Under controversial land tax changes proposed by the Palaszczuk government, NSW investors with Queensland property holdings would pay thousands of dollars in extra charges.
Queensland is seeking the data required to implement the policy, which has previously been described by NSW politicians as a blatant tax grab.
Queensland expects the change to rake in $20 million a year from 2023/24 and impact about 10,000 landholders.
Mr Perrottet pledged to block attempts by Queensland to access relevant NSW data.
"This is a tax implemented by a state that impacts the residents of NSW," he told reporters on Monday.
"It is wrong and we are not going to comply with it, so we are not going to provide that information."
Mr Perrottet said the Queensland proposal was not productivity reform, but "poor financial management" that would impact NSW residents, especially retirees, if it proceeded.

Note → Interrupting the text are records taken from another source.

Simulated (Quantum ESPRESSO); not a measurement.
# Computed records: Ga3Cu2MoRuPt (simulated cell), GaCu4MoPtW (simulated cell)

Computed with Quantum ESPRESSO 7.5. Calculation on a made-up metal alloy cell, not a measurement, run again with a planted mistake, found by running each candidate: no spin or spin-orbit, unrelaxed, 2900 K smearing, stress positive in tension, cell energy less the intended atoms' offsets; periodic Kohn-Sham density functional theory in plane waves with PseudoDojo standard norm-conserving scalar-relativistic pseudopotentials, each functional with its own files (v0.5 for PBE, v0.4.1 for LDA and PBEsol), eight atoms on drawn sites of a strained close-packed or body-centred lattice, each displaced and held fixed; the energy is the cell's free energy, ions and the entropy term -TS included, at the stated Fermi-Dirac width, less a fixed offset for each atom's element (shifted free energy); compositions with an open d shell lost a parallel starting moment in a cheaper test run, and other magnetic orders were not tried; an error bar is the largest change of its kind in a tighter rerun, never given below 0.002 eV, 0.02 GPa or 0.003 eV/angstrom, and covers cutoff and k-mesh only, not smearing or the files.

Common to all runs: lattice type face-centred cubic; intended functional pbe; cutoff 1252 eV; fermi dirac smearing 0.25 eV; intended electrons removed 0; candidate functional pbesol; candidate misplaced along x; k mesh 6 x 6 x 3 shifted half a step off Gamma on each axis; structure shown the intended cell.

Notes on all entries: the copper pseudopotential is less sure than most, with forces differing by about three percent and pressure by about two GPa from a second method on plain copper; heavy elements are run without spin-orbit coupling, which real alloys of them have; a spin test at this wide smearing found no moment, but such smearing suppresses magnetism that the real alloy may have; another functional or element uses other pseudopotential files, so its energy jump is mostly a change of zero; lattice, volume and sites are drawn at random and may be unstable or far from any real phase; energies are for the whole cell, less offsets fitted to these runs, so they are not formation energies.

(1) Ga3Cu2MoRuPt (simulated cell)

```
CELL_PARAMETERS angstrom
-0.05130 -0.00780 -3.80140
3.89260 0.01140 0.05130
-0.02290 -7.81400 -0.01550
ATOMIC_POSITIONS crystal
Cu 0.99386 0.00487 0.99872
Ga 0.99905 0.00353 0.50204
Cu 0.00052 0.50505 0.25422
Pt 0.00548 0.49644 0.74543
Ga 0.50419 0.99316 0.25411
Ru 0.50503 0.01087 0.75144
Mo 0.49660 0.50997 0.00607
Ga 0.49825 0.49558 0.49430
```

"This is a retrospective tax," he said.
"Some of those investors would not have been paying any tax at all because of the way they structured those investments," he said.
Queensland's opposition has hit out at the proposed tax which they say will increase rental prices across the state.
"The government's done no modelling, no impacts, no consultation with anybody and it will push up rents," opposition leader David Crisafulli said.
"We stand with Queensland renters during the biggest housing crisis they have seen."
Under the proposal, Queensland would reportedly calculate land tax according to the value of a property holder's portfolio in Australia.
The changes would apply to anyone with total property holdings across the country of more than $600,000, The Daily Telegraph reports.
NSW has said it would query the constitutional validity of the reform, which alters current laws in Queensland that only tax land held in the state.
"We're not talking well-off people, here - we're talking retirees, mum and dad investors, who are being penalised by the Queensland government," Mr Perrottet said.